While most of our solar system’s planets were discovered through telescopic observations, Neptune was the first planet discovered through mathematical predictions. When analyzing Uranus’s trajectory, the French mathematician Urbain Le Verrier and the English astronomer John Adams detected surprising differences between the planet’s hypothesized and observed orbit. To resolve this dilemma, they proposed the existence of an eighth planet to explain Uranus’s unexpected orbit. By using Le Verrier’s and Adams’s calculations, Johann Galle of the Berlin observatory was able to locate the planet just one degree above its predicted location.

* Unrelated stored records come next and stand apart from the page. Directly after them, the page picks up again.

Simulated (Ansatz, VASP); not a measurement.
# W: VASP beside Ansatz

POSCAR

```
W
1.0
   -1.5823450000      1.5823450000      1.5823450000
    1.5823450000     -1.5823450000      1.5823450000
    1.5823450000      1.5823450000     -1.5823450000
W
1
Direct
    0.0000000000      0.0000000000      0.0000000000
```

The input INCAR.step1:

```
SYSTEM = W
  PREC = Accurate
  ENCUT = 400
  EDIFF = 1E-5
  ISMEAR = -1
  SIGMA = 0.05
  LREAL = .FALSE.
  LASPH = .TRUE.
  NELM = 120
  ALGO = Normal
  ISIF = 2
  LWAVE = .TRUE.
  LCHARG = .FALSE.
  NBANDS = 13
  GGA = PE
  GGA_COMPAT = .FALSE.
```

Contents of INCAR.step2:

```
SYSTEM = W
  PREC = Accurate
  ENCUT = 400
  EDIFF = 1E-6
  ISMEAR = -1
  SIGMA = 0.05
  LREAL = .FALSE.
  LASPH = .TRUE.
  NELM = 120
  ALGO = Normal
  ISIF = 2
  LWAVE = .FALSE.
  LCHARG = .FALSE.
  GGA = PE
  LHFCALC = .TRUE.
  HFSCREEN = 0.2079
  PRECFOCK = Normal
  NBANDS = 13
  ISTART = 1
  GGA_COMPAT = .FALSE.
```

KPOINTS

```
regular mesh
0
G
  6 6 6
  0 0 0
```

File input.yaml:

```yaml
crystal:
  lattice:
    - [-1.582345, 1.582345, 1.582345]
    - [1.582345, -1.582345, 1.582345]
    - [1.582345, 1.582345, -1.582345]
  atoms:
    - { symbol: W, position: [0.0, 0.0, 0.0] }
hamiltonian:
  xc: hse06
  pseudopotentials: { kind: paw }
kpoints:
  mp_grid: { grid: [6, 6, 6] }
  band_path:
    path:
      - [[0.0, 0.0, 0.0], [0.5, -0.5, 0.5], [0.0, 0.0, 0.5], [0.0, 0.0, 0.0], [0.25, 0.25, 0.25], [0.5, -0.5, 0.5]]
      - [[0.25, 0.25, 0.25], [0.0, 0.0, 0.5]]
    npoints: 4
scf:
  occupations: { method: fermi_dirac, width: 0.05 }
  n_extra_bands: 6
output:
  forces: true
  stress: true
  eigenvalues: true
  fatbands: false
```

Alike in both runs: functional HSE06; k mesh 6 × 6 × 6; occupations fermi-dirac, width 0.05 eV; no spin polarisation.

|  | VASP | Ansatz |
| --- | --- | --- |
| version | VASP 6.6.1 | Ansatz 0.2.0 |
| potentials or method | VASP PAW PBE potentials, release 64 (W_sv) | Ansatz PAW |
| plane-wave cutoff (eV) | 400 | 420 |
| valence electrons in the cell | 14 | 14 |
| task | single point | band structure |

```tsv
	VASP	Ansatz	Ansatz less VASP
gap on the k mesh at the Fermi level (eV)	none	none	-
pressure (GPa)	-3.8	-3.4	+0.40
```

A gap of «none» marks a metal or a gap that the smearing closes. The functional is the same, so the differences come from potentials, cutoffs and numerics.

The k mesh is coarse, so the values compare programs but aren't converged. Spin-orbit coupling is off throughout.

Neptune orbits the sun every 164.79 years. Thus in 2010 the planet will have completed one orbit since Galle’s observation, on September 23, 1846. While Neptune’s neighbouring Pluto has recently been reclassified as a dwarf planet, even when it possessed its majestic place as the ninth member of our solar system, its elliptical orbit temporarily positioned it closer to the Sun than Neptune. This routine occurs once every 248 years, and the two planets exchange positions for approximately 20 years, making Pluto the eighth and Neptune the ninth planetary body during that period.

Due to its great distance from the Sun, prior to the 1989 Voyager 2 mission, astronomers were unable to delve into Neptune’s details, and consequently presumed it to be a dull and featureless planet. Yet as Voyager 2’s cameras demonstrated, the fierce storms raging across its surface make it anything but bland.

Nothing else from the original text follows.